We now know that, yes, the NSA was behind the chosen numbers. We know because mathematicians figured out that the person who generated the numbers had the opportunity to insert a backdoor into the algorithm. And now, thanks to the Edward Snowden revelations, we know that the NSA did, indeed, take that opportunity. The algorithm, published and certified by NIST to be secure, had a gaping hole put there by design. Three decades after NSA tweaked DES to make it more secure, it did precisely the opposite with Dual_EC_BCRG.
Those leaked memos show that the National Security Agency has been systematically finding flaws — and creating them — in the cryptographic protocols that all internet commerce relies upon: HTTPS, SSH, SSL, PPTP, and many many more. Nobody in the cryptographic community knows for sure what’s secure and what’s been subtly undermined by the agency. There’s even evidence that the NSA, or an attacker as sophisticated as the NSA, has tried to stick cleverly-camouflaged backdoors into open-source software.

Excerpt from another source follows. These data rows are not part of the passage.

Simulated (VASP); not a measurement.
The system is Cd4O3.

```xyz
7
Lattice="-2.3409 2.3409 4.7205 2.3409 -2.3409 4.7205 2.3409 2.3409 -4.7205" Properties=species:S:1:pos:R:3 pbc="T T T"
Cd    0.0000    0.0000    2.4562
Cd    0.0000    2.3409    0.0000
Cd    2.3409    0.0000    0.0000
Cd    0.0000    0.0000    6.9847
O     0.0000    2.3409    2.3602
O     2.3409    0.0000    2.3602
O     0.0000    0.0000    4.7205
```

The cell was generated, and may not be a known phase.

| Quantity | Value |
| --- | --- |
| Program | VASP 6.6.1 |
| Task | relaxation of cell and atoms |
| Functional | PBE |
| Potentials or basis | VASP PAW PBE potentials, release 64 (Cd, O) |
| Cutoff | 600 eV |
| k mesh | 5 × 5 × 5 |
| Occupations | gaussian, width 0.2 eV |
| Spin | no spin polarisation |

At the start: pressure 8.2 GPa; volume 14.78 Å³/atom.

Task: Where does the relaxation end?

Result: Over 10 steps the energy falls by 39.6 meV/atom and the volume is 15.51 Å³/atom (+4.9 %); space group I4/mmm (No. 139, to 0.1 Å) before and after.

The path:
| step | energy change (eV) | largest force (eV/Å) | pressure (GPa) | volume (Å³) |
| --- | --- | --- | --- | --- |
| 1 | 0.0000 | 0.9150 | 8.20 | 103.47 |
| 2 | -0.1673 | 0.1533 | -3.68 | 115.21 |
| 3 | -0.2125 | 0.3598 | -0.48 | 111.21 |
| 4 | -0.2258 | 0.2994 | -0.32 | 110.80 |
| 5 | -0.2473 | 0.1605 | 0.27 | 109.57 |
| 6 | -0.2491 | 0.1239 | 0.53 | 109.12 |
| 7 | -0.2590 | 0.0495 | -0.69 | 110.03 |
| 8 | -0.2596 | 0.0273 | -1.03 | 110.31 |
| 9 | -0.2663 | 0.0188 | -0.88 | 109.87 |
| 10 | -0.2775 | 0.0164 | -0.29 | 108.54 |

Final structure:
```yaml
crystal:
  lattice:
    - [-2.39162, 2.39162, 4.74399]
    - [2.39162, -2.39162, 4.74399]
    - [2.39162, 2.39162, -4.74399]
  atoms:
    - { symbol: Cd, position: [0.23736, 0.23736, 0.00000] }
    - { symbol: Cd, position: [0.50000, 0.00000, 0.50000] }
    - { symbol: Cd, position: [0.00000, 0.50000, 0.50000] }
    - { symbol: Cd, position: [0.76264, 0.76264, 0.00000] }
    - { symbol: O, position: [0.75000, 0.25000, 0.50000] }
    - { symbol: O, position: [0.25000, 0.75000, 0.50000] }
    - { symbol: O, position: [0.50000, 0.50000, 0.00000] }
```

The implications are clear. The NSA has abandoned half of its mission; it no longer feels obliged to help Americans keep their communications secure from outside attackers. Just the opposite. The NSA now feels that to fulfil its intelligence-gathering function, it must undermine the cryptographic security of American citizens and corporations. The NSA of the 1970s was trying to protect our digital infrastructure against exactly the kinds of attacks that the NSA of the 2000s is successfully carrying out again and again.
“Attack” is exactly the right word. It’s a term of the art; it’s the word that cryptographers and cryptanalysts use to describe an attempt to undermine security. Another cryptographic term that fits right in: adversary.
Perhaps the most disturbing revelation of the Snowden leaks is that in the most literal sense, the National Security Agency now considers every American citizen and every American corporation to be an adversary.
Must we now return the favor?